The Journal of Commerce Online - News Story
Bill would allow states to raise limit from 80,000 to 97,000 pounds

Senators Thursday introduced a bill that would let states decide whether to allow tractor-trailers as heavy as 97,000 pounds on Interstate highways.

The legislation, known as the Safe and Efficient Transportation Act, mirrors a bill introduced in the House last year backed by shippers and trucking companies.

It's the latest action in a long-running battle over the freeze on federal truck size and weight limits Congress imposed in the surface transportation law of 1991.

Highway safety advocates are opposed to lifting the 80,000-pound weight limit, fearing it would lead to more deadly truck crashes.

Truckers and shippers say they need more productive, heavier trucks to reduce fuel consumption, carbon emissions and operating costs to remain competitive.

Under the SAFE Act, states would be able to permit 97,000-pound trucks as long as they have six axles and the weight on any one axle doesn't exceed 20,000 pounds.

Senators Susan Collins, R-Maine, Mike Crapo, R-Idaho, and Herb Kohl, D-Wis., are sponsoring the bill. Rep. Michael Michaud, D-Maine, sponsored the House bill.

Each of the sponsors hails from a state where businesses produce and ship heavy goods such as lumber and paper that would benefit from bigger trucks.

The bill "will finally create a level playing field for truck weight limits on Interstate highways in all states, including Maine, which has been at an economic disadvantage for too long because of discrepancies in truck weight limits," said Collins.
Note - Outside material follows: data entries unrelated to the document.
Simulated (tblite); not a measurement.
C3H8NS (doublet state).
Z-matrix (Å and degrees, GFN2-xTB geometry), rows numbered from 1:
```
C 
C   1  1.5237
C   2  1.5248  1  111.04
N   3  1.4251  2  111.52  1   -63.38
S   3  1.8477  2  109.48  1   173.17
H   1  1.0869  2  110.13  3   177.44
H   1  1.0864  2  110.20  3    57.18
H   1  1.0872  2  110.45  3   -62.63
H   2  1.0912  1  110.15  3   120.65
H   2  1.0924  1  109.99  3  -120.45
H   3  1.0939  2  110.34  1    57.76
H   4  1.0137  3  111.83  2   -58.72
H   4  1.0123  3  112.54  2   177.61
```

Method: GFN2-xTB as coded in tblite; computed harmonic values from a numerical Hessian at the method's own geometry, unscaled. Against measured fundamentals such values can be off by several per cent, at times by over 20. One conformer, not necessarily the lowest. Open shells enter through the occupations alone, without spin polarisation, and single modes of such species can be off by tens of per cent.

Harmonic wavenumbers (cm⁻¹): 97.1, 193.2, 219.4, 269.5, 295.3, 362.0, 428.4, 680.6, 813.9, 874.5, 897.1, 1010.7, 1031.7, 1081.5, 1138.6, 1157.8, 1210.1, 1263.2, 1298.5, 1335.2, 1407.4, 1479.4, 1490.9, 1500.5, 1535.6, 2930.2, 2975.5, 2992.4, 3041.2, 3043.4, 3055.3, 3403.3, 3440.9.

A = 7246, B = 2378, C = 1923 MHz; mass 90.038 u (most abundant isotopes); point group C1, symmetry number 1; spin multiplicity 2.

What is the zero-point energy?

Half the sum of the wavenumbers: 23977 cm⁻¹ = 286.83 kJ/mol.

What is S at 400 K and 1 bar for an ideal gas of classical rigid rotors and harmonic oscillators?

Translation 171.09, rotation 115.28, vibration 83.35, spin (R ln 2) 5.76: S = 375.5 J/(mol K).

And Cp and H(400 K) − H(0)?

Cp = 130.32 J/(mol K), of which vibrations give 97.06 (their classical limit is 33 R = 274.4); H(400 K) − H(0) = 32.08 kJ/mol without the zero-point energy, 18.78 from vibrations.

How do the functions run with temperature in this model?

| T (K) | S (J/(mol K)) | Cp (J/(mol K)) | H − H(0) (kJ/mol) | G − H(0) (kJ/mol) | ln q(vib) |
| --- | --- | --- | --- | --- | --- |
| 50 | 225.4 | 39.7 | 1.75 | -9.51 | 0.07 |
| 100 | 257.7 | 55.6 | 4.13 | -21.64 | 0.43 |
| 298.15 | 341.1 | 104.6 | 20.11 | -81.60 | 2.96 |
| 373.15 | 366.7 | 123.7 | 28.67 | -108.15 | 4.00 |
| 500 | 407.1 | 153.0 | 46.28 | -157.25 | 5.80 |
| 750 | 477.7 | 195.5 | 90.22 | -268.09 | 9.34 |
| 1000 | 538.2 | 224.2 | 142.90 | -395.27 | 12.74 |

The bill would help keep heavier trucks on the Interstates, she said, rather than on secondary roads, where they operate during Maine's logging season.

Collins last year added language to the transportation appropriations bill that established a one-year pilot test of heavier trucks on Maine's federal highways.

That program is set to expire Dec. 18, and Collins wants to extend it.

"I believe the results will be fewer accidents, lower fuel use and emissions, and more jobs for truckers and industries dependent on trucking," she said.